Consider the positive integer 11.

1 - 1 = 0, which is divisible by 11.

Let the statement be true for a positive integer m, which is divisible by 11.

$\displaystyle S(m)=a_1-a_2+a_3-...+(-1)^{n-1}a_n$ is divisible by 11.

Consider the positive integer m + 11.

If the last digit of m is <= 8, it will increase by 1. If i digits before the last digit are equal to 9, they will all become 0 in m + 11. The digit before the i digits (equal to 9) will increase by 1, with the result that S (m + 11) = S (m) if i is even and $\displaystyle S(m+11)=S(m)\pm9\pm2=S(m)\pm11$ if i is odd.

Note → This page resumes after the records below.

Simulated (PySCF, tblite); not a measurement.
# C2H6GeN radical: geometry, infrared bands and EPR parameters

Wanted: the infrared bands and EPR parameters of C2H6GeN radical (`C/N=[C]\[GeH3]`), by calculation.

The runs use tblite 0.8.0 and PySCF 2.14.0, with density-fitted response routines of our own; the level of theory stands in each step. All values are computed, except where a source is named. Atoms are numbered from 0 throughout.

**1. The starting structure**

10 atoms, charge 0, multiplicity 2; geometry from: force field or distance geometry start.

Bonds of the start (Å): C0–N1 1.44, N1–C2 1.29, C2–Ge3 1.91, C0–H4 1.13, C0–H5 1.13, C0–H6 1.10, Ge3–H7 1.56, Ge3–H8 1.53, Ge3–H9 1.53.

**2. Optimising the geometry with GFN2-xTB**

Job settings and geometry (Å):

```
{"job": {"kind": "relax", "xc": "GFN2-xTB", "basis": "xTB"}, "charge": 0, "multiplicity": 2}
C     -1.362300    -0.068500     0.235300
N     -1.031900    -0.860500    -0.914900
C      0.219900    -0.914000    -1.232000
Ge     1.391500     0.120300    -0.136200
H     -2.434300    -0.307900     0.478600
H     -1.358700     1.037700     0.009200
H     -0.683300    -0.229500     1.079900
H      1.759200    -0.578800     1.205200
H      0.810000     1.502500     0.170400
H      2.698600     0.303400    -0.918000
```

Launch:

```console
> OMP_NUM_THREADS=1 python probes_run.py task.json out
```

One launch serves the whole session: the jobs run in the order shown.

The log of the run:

If the last digit of m is 9, the last digit of m + 11 becomes 0. If the second last digit of m is < 8, it increases by 2, with the result that $\displaystyle S(m+11)=S(m)\pm9\pm2=S(m)\pm11$. If, however, the second last digit of m is 8 or 9 it becomes 0 or 1 respectively. If i digits before the second last digit are equal to 9, they all become 0 and the digit before these i digits increases by 1, with the result that $\displaystyle S(m+11)= S(m)\pm9\mp8\mp1=S(m)$ if i is even and $\displaystyle S(m+11)=S(m)\pm9\mp8\pm9\pm1=S(m)\pm11$ if i is odd.

So, the sum of digits of n + 11 is also divisible by 11.

This completes the proof.

Could someone please check my proof and see if I have made any mistakes or missed out any cases? Thanks.